Question about extern __shared__

Hi there, I am sure some of you can help me to solve my question.

In the CUDA programming guide they say:

“Note that pointers need to be aligned to the type they point to, so the following code, for example, does not work since array1 is not aligned to 4 bytes”

extern shared float array;
short* array0 = (short*)array;
float* array1 = (float*)&array0[127];

But…is it correct this ?

extern shared char array;
short* array0 = (short*)array;
float* array1 = (float*)&array0[127];

I am not sure.

Another question, in Table 3. Alignment Requirements in Device Code why they don include bool type? Is it the same that char ?

Thank you very much !!

I don’t think it matters how you define array for dynamic shared memory. Since you are going to cast it to something else anyway, you can think of it as raw memory. array1 would still have to point to an address that is a multiple of 4.

However, if you are always going to be using shared memory for floats, and you define array as float, then you have the convenience of not needing to cast.

GPUs require naturally alignment of data on the device, i.e. 2-byte quantities need to be aligned on 2-byte boundaries, 4-bytes quantities on 4-byte boundaries, and so on. If objects of different unit size are used inside an extern shared block, you would want to declare it as being of the largest type you plan to store in the shared memory. Then declare the objects in order of decreasing unit size and they will automatically fufil the alignment requirement. E.g.

#define K 7
#define M 3
#define N 5

extern __shared__ double shmem[];

double *myDoubles = (double*)shmem;          // array of K doubles
int **myIntPtrs = (int *)(myDoubles + K);    // array of M pointers to int
float *myFloats = (float *)(myIntPtrs + M);  // array of N floats
short *myShorts = (short *)(myFloats + N);

Thank you very much to both. That is usefull for my purpose.

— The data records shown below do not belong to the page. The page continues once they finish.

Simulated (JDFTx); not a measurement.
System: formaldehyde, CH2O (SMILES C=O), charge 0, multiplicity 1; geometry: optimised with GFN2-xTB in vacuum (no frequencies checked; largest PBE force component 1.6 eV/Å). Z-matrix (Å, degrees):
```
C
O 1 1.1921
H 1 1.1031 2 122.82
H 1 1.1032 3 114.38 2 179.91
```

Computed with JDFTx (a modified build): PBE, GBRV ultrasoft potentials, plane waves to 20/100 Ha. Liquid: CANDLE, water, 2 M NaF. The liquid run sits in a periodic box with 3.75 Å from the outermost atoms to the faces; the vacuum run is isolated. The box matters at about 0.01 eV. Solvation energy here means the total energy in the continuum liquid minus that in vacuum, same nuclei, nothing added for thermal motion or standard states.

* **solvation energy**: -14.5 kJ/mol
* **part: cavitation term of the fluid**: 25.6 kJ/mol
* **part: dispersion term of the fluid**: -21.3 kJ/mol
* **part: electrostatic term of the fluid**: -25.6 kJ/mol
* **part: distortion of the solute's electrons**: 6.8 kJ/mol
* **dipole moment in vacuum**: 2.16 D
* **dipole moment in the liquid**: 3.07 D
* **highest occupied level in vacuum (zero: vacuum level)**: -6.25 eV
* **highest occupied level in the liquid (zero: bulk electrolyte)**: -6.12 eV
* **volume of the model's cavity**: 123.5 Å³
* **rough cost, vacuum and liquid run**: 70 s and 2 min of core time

I have doubles, floats, ints and booleans. So I am going to do as njuffa proposes:

extern __shared__ double shared[];

double *myDoubles = (double*)shared; // array of K doubles
double *aDouble = (double *)(myDoubles + K); // a only Double
float *myFloats = (float *)(aDouble + 1); // array of M floats
float *aFloat = (float*)(myFloats + M); // 1 only float 
int *myInts = (int *)(aFloat + 1); // array of N ints
bool *myBools = (bool *)(myInts + N);

Only a question njuffa, why do you write int **myIntPtrs before floats ?

Thanks !!!

Pointers are either 8 bytes or 4 bytes, depending on whether the host platform is 64-bit or 32-bit. For portability of code and data between host and device, CUDA uses the pointer size native to the host system for device code as well.

As for the size of bool: Best I know it is implementation-defined per the ISO C++ standard. So it would be best to check this by examining the result of sizeof(bool).